Tangguh’s gas sale to U.S. may not be profitable to Indonesia

Thursday, December 2 2004 - 03:20 AM WIB

The sale of liquefied natural gas (LNG) from Tangguh project in Papua to Sempra Energy LNG Corp. in California has the potential to inflict losses to the state. Though the gas price under Henry Hub formula may be higher, but the government’s income will certainly be dropped due to the high transport costs, Koran Tempo newspaper reported in its Thursday edition.

This was revealed by former secretary-general at the Ministry of Mines and Energy Umar Said in his paper presented at a seminar on gas as an alternative to gasoline organized by Koran Tempo recently in Jakarta.

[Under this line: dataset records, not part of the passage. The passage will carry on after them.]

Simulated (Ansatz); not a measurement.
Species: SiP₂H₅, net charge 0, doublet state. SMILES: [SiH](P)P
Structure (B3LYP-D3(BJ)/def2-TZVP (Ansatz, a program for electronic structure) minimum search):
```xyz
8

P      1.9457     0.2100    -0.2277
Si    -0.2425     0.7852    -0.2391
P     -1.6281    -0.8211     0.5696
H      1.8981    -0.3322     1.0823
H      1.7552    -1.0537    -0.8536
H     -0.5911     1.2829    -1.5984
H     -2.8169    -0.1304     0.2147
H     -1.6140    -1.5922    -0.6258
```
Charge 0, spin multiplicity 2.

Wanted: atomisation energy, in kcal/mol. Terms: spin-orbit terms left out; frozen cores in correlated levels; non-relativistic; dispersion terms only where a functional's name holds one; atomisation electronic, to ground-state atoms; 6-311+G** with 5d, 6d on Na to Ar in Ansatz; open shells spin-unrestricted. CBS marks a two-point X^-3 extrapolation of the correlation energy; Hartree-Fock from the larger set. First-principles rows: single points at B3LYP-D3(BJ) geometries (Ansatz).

In his paper, Umar cited energy consultant R.W. Beck, who said that the calculation of netback of the gas price from California to Tangguh shows that Indonesia will get only small portion from the value of the gas in the field.

The main reason for this was the components of the gas price like transportation costs and pipeline rent would not be enjoyed by the Indonesian side. If the price as per Henry Hub formula is fixed at US$3.75 per million British thermal units (MMBTU), the gas, which is inside the field, price will be just $0.50 per MMBTU.

“How pity is that the exporting country like Indonesia’s natural resource is priced $0.50 per MMBTU,” Umar said, adding that Indonesia will suffer losses. (*)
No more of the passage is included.